In M^%$ )(***l's post about his daughter's starting attorney pay there were many comments about the sad state of pilot pay. &^% made his point about us not negotiating in a vacuum - and it's fair enough. We all should know that pilot pay is but one component of the company's overall expenses and that achieving profitability is a complex goal for management. Nevertheless, I want to address another legitimate perspective on current and future pilot pay that deserves serious attention, namely the perspective gained by considering how much each passenger actually pays the pilots who safely fly them to their destinations. Shoot me down here - or agree - that this is a legitimate perspective we should be pushing more publicly. Whatever your response is if it's thoughtful I welcome it.
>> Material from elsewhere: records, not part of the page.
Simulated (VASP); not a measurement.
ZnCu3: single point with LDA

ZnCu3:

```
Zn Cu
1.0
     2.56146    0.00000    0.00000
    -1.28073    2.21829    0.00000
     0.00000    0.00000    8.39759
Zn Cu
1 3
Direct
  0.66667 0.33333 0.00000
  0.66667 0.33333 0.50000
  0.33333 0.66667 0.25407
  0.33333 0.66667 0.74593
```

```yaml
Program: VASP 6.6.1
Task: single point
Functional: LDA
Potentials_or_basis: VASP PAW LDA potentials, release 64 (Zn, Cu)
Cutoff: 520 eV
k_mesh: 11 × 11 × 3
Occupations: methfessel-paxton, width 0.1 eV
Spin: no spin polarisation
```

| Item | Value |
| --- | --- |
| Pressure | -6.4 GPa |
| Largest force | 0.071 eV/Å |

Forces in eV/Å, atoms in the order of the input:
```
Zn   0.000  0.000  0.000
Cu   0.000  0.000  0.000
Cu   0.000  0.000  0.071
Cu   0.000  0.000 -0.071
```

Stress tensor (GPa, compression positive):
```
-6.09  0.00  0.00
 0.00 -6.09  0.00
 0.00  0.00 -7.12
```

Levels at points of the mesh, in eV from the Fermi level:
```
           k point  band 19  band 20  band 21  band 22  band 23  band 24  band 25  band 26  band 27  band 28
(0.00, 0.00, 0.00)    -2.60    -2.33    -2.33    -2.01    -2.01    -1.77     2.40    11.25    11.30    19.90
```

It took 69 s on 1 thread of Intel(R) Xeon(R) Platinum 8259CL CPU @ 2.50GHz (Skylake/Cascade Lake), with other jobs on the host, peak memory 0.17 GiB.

I fly captain on MD-88's and MD-90's. For argument purposes let's say my average seat count is 145 passengers. I'm sure somebody has the average load factor for these narrow body aircraft, but it looked pretty high to me in 2009. If it was 80%, then the average number of passengers on board an MD-88/90 was 116.

If every passenger with this load factor directly paid me $1.30/hour that would have covered my $150/hour 2009 wage. We have various employee benefits, and credit hours that are not directly productive, so ballpark we could probably agree $.70/hour more might cover those extra costs? So if the load factor is 80% and every passenger pays the captain $2/hour (and the FO $1.50/hour), then we're talking $3.50/hour going to both pilots of an MD88/90. Our legs probably average two hours.

We should all think about this for a few moments. Passengers pay hundreds, usually many hundreds of dollars per leg to fly on our jets. If my arithmetic is accurate it means passengers pay narrow body captains and their FO's about $7 total of their fare for a typical two hour flight - a very small percentage of their ticket cost. If this is true, how is it that a minimum cost of living pilot pay raise in any economic environment hasn't been demanded by DALPA and cannot be accommodated by management? How is it that the pay cuts we endured were not defended against in such visible and defensible terms? For management to pay both an MD-88/90 captain and the FO 116 more dollars/hour each - and again cover our credit hour costs and retirement benefits - all they'd have to do is directly pass on to passengers a $3.50/hour increase in the price of their ticket. $150, plus $116, would be $266/hour for MD-88/90 captains. And over $200/hour for FO's. Now we're beginning to talk real pay and DC retirement fund restoration.

More perspective. I tip the van driver two bucks if he takes me anywhere but to an airport hotel. I tip the Sky Cap a buck a bag to check my bags and family in at the curb - four bucks for about four minutes of his life. If every passenger tipped me a buck a minute - $120 for the two hour flight - times 116 passengers - that would be $13,920 for one flight. I don't expect anyone to tip, or pay, pilots like they might tip Sky Caps, but how about another $3.50/hour as eminently reasonable?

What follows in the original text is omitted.